OpenText Takes Next Steps In Automatic Content Classification

otextby Jennifer Zaino

OpenText yesterday made its secure file sharing and synchronization product, Tempo Box, available for free to customers using its OpenText Content Suite enterprise information management tool.

“A lot of our customers have major concerns about employees sharing documents with cloud tools like Dropbox,” says Lubor Ptacek, vp of strategic marketing. They want them to be available, synched and sharable across all their devices, but using such services can create security and compliance problems. By deploying Tempo Box on top of their existing infrastructure, at no charge to all internal employees and any external parties they may need to share content with, companies get a seamless and cost-effective way to share files in the cloud without compromising security, records management requirements and storage optimization, he says – “the things that enterprise customers care about, especially those operating in regulated environments.”

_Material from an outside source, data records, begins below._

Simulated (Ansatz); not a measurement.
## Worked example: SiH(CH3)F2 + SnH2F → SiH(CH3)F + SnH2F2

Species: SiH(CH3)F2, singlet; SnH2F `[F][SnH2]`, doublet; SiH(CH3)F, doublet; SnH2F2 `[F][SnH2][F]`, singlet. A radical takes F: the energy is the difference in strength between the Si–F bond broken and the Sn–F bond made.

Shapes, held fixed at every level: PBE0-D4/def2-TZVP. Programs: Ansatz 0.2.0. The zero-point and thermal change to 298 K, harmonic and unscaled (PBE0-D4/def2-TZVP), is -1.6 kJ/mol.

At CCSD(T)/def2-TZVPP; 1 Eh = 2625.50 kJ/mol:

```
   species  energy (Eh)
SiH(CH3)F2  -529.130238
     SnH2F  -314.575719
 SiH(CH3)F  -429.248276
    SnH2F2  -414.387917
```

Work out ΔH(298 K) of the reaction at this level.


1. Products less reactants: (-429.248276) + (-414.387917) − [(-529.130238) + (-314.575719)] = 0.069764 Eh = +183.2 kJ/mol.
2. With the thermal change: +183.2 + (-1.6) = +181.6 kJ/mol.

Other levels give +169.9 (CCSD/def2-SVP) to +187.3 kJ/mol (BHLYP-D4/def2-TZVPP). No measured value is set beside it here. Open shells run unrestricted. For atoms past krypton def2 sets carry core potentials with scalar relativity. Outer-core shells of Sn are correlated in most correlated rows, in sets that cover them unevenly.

Among those capabilities is applying automatic content classification, which is usually required for records management reasons – for example, helping companies determine if a document is an employee record they must keep for five years or a tax record they have to hold for seven years. That under-the-hood classification engine is an outgrowth of OpenText’s acquisition a few years back of text mining, analytics and search company Nstein. Since the acquisition, says Ptacek, the company has been looking at ways to apply the technology to specific business problems and make it part of its applications.

It has launched, for example, its Semantic Navigation product to target website content and automatically recommend related articles to visitors, to keep them at the company’s website. Its Auto-Classification for Records Management product helps organizations deal with retention issues, litigation risks and storage and eDiscovery costs, removing the burden on business users to manually identify records and apply classifications to content including unstructured information.

Ptacek says that companies can achieve an 80 to 90 percent accuracy rate, far beyond the 60 to 65 percent they can expect to see if they manage to get their employees to abide by manual practices.

InfoFusion, which replaces a variety of individual information applications—and their associated indexes, connectors, hardware, and support—with a common information management platform, also uses its content classification engine. “It helps you plug into multiple repositories and navigate access to their content, otherwise for every search query you’ll have a lot of results,” he says. The classification engine enables automatically and dynamically grouping content based on patterns discovered in results sets – such as extracted entities, to bring together all documents from connected repositories with a certain individual’s name in them, or by size of documents or other parameters. “That helps people to do something meaningful with content from a search- based paradigm,” he says.

Expect later this year to see more specific product announcements around InfoFusion. Ptacek says there is a lot of interest by clients in initiatives such as voice of the customer – they want, for example, to leverage the technology to apply sentiment metrics to content and commentary plugged in from many different online sources. “If we aggregate all that together, they ask can we apply the engine to measure the voice of the customer, and the answer is an absolute yes,” says Ptacek.